Among the Chinese players that have carved out a niche for themselves in the smartphone market in India, Xiaomi is among the top. What has worked in its favour so far is its focus on providing Indian users with reliable devices at relatively lower cost.
The launch of Redmi Y2, successor to the Redmi Y1, at Rs 9,999, is very much in line with this strategy.
In fact, the Redmi Y2 has two variants. The 4GB Ram and 64GB internal storage variant is priced slightly higher, at Rs 12,999, compared to the 3GB RAM + 32GB onboard storage variant which is priced at Rs 9,999.
With a 16MP front shooter, dual rear camera and fingerprint and face unlock features, the Redmi Y2 targets the young and the stylish and its USP is the Artificial Intelligence (AI)-powered camera technology that promises to automate the beautification process in images based on the user's age and gender.
But how good is it in delivering on the promises that the specifications of the phone make? Let's have a look.
In terms of look and feel, there could always be scope for improvement and this could well be said of phones of most of the brands. But there is actually not much reason to dislike the design of the Redmi Y2.
It is a big phone, but it fits well in the hands and hardly poses any hurdle in navigation, made easier by the MIUI "intuitive" gesture controls.
This feature is useful for single-hand navigation as it enables you to go back to a previous menu with a swipe of your finger -- up, left, or right. You can easily do away with the need of pressing the "back" or "home" buttons.
While the tiny bezels make it even more appealing, the 5.99-inch "Full Screen" display featuring an 18:9 aspect ratio is designed to make media streaming on the device a delightful experience.
The camera technology is definitely a plus for the device, especially when it comes to low-light photography. And this is not only true for the front-shooter.
The 12MP+5MP dual camera system at the back clicks fairly good quality pictures, even in semi-dark conditions.
In terms of performance too, the phone strikes the right chords. Powered by the Octa-core Snapdragon 625 processor, the device houses a 3,080 mAh battery which is good enough to run a whole day on a single charge if the usage level is moderate.
The SIM tray has dual-SIM card slots and supports a Micro-SD card. Storage capacity of both the variants is expandable up to 128GB.
In comparison, the Honor 7C, which is similarly priced, features 13MP+2MP primary dual camera and 8MP front facing camera. In terms of looks and features and with its powerful front-shooter edge, the Redmi Y2 can also give the Honor 7X which comes with 4GB RAM a tough competition as the later is priced on a slightly higher side.

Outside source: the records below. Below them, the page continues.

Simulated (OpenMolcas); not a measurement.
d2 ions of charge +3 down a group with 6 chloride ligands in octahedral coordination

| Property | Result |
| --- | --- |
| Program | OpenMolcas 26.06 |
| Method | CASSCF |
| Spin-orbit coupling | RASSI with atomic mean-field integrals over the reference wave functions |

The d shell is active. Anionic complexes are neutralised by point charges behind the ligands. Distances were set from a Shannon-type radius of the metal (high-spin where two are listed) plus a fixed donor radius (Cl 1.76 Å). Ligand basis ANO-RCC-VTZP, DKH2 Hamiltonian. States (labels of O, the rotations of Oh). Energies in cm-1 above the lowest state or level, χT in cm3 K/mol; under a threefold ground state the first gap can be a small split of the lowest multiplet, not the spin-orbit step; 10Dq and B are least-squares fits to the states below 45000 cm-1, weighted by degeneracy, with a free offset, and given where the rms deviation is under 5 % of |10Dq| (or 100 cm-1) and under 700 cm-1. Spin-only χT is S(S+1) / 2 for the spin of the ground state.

But in terms of visual appeal, the Honor 7X, with its compact metal unibody design, does stand out.
What does not work?
While its AI-powered selfie shooter intends to enhance the picture, it still has scope for improvement. To make the face unlock feature work, you sometimes need to adjust the angle of your screen, or your face.
Moreover, heavy users -- those who are into gaming and extensive media streaming -- may find the battery life per charge less than adequate.
Conclusion: Bracketing the Redmi Y2 as a selfie phone will be wrong. It is much more than that. Besides the camera technology, which is the highlight of the phone, it scored highly in terms of design, performance and ease of use too, making it a desirable phone in the sub-Rs 10,000 segment.